Travel map_Opala-Bangaliwa
Map of the buffer zone north of the park and our two northern base camps.

Three days later, after checking by Delorme that Bolenga had ready taken off, we walked the 24 km path from Elengalale to the Lomami River. We would meet Bolenga that afternoon. He would be pushing the dugout upstream with both 25horsepower and 15horsepower motors. He left at 3AM; we left a bit after 7 AM; we expected that we would all arrive at the mouth of the Ndulu (105 km Opala-Ndulu by river) about the same time.

The Lomami River is up; last time I walked the Ndulu path I came right out on the Lomami. This time the backwaters and lagoons were flooded a couple hundred meters back. We called and pounded tree trunks thinking the big dugout was there. Finally a little fishing dugout came and picked us up. We took turns two by two crossing the Lomami to a small hunting camp on the higher east bank.

flooded back water Lomami
Friendly fisherman took us through the backwaters and across the Lomami to the higher eastern bank.

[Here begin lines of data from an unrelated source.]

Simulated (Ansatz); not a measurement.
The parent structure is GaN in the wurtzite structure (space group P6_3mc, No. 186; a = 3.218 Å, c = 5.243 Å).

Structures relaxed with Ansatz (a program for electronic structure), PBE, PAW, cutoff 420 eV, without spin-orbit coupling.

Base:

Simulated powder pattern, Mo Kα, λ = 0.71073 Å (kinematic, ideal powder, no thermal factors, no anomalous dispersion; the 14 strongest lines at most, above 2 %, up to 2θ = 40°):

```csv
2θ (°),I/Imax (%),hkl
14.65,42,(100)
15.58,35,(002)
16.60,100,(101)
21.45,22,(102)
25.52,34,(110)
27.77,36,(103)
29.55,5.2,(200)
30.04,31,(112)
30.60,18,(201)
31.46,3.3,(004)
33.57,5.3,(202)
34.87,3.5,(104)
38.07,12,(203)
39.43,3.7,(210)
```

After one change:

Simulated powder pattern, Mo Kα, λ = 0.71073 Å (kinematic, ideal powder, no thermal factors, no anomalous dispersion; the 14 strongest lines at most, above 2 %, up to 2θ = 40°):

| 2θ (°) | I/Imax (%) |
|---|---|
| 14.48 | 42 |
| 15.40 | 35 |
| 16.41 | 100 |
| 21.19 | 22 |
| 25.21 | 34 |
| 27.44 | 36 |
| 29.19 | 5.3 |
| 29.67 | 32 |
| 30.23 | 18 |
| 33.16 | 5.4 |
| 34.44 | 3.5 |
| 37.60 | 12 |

Eventaully we got a Delorme message: “The 25 hp broke down one hour out of Opala.” They were progressing with the 15 hp.

Waiting for dugout at Ndulu
Our tents set up at the Ndulu camp.

We went to bed in the rain expecting the boat to arrive any minute. Not having eaten since the morning before, we were hungry when we got up. Fisherman helped us with some smoked fish and the wife of the hunter helped us with some plantains. The dugout arrived at 12 noon.

The big dugout
Dugout landed at Ndulu hunting camp.

Not only were they pushing a loaded 57.5 foot dugout against floodwater; they also had a second dugout tied on to accommodate extra goods and people.

They only stopped once at 17hrs, to slaughter and cook a goat. Three hours later they were back in the dugout and continued all night.

The whole time Bolenga had the motor disassembled on the floor of the dugout, with bits and pieces in caps, broken cups etc. The driveshaft had broken near the gearbox. The pinion, forward and reverse gears all need replacement. We bought this outboard in 2011, but Bolenga had on board another 25hp that we bought in 2007, already definitively broken down but kept for parts. Unfortunately it had had a driveshaft “repair” as well. He pounded and coaxed bits and pieces into an obedient structure. One half hour out of Ndulu the 25hp was back on the stern and churning along. It kept us going all the way to two km outside of Bangaliwa, and then gave up (Ndulu-Bangalwa 45Km). We got into Bangaliwa just at dark.

repairing dugout with metal sheet
Papa Bolenga overseeing a major dugout repair in Kisangani.

Upshot: When Matthieu, Dino and I returned 3 days later to walk back to Elengalale camp, the big dugout with the 15hp motor brought us down with the second smaller dugout again attached and the defeated 25hp lying in the bottom. The big dugout dropped us off at Ndulu and turned around. Dugout and 15hp are needed to keep the patrols going out.

Coming around the Opala courbure
The small pirogue with paddlers coming around the Opala bend.

Bolenga unhitched the little pirogue and continued downstream with two paddlers.
They stopped for 45 minutes to cook up some fish and foufou that they then ate in the boat. Whereas pushing upriver from Opala to Ndulu had taken 30 hours on the water with the 15hp and the big dugout. Going downriver in the little dugout from Ndulu with only two paddlers who did more steering than paddling took only slightly over 13hours.

unloading the 25hp
One of the muscular rice-loading stevedores stepped in to unload our 25hp outboard in Opala.

Papa Bolenga is now in Kisangani collecting a whole portfolio of spare parts. And, much to his delight…a new 25 hp Yamaha outboard motor.

strongman with rice and man on board
Demonstration of strength by a rice-loading stevedore. That sack of rice, alone, weighs 75 kg. This is rice season and the barges from Opala to Kisangani are all loaded with rice.

One Comment

  1. Daniel Alempijevic
    Posted 2018-03-18 at 3:10 am | Permalink

    Sounds like a hell of a trip Terese, glad to hear things worked out in the end. Great to have guys like Papa Bolenga on the team to depend on when problems arise.